Pearl Harbor Day

( – promoted by buhdydharma )

Last year I posted this at GOS(i’ve since deleted this one) & also  here at dd….

This is my dads story & just one of the family stories that run through my head at the mention of Pearl Harbour Day.

Each in their own way highlights a facet of why/how i became just exactly who i am.

(my theory is who you are is in (large) part determined by others expectations of you…& how you respond to those expectations……& their expectations/who they are is based on those before…)

from last years essay

My Dad is a Great Guy, his experiences varied and many… in a ‘Big Fish’ kind of way. He served in WWII and later became the fencing coach of Columbia University in the 1940’s-50s and was an early advocate of civil rights in sports(see 1948), eventually retiring to California. Not long ago Columbia University honoured him with a lovely (ceremony-dinner-function-thingey) More about this can be found at Columbia’s web site, I think.

anyway….

The Shabbes Goy by Joe Velarde — a pleasant read in a troubled world

Snow came early in the winter of 1933 when our extended Cuban family moved

into the Williamsburg section of Brooklyn. I was ten years old. We were the

first Spanish speakers to arrive, yet we fit more or less easily into that

crowded, multicultural neighborhood. Soon we began learning a little

Italian, a few Greek and Polish words, lots of Yiddish and some heavily

accented English.

I first heard the expression Shabbes is falling when Mr. Rosenthal refused to open the door of his dry goods store on Bedford Avenue. My mother had

sent me with a dime to buy a pair of black socks for my father. In those

days, men wore mostly black and Navy blue. Brown and gray were somehow

special and cost more. Mr. Rosenthal stood inside the locked door, arms

folded, glaring at me through the thick glass while a heavy snow and

darkness began to fall on a Friday evening. “We’re closed, already”, Mr.

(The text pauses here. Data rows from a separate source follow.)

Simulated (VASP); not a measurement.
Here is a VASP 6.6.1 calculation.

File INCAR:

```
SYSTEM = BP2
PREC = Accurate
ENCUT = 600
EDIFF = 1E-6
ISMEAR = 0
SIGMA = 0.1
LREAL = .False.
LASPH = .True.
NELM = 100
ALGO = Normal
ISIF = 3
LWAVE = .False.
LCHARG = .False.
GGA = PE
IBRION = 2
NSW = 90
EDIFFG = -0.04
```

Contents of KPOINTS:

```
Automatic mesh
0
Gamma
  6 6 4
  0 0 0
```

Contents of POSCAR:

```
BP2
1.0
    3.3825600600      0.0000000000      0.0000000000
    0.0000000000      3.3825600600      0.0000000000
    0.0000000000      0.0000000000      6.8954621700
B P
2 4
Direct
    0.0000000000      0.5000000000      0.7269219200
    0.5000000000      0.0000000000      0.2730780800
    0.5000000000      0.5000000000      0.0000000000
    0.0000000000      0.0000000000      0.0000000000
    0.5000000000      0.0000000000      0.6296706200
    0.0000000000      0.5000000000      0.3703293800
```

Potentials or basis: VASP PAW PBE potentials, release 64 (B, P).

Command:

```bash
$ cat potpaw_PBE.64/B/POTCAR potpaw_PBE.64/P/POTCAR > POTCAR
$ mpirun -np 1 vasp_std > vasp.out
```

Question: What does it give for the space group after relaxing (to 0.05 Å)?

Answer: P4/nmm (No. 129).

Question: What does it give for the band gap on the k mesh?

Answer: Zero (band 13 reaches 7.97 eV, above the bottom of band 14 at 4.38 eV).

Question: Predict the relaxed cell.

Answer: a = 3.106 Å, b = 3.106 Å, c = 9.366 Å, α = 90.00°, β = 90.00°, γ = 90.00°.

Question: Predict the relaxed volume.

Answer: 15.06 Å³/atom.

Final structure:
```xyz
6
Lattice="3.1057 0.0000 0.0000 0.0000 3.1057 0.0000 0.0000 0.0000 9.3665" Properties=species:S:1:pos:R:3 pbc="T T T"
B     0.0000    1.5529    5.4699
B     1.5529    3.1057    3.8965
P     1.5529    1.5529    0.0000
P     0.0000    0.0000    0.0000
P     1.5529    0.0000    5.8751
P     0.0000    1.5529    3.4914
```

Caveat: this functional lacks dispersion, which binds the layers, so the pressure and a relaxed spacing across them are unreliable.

Rosenthal had said, shaking his head, “can’t you see that Shabbes is

falling? Don’t be a nudnik! Go home.” I could feel the cold wetness covering

my head and thought that Shabbes was the Jewish word for snow.

My misperception of Shabbes didn’t last long, however, as the area’s

dominant culture soon became apparent; Gentiles were the minority. From then

on, as Shabbes fell with its immutable regularity and Jewish lore took over

the life of the neighborhood, I came to realize that so many human

activities, ordinarily mundane at any other time, ceased, and a palpable

silence, a pleasant tranquillity, fell over all of us. It was then that a

family with an urgent need would dispatch a youngster to “get the Spanish

boy, and hurry.”

That was me. In time, I stopped being nameless and became Yussel, sometimes

Yuss or Yusseleh. And so began my life as a Shabbes Goy, voluntarily doing

chores for my neighbors on Friday nights and Saturdays: lighting stoves,

running errands, getting a prescription for an old tante, stoking coal

furnaces, putting lights on or out, clearing snow and ice from slippery

sidewalks and stoops. Doing just about anything that was forbidden to the

devout by their religious code.

Friday afternoons were special. I’d walk home from school assailed by the

rich aroma emanating from Jewish kitchens preparing that evening’s special

menu. By now, I had developed a list of steady “clients,” Jewish families

who depended on me. Furnaces, in particular, demanded frequent tending

during Brooklyn’s many freezing winters. I shudder remembering brutally cold

winds blowing off the East River. Anticipation ran high as I thought of the

warm home-baked treats I’d bring home that night after my Shabbes rounds

were over. Thanks to me, my entire family had become Jewish pastry junkies.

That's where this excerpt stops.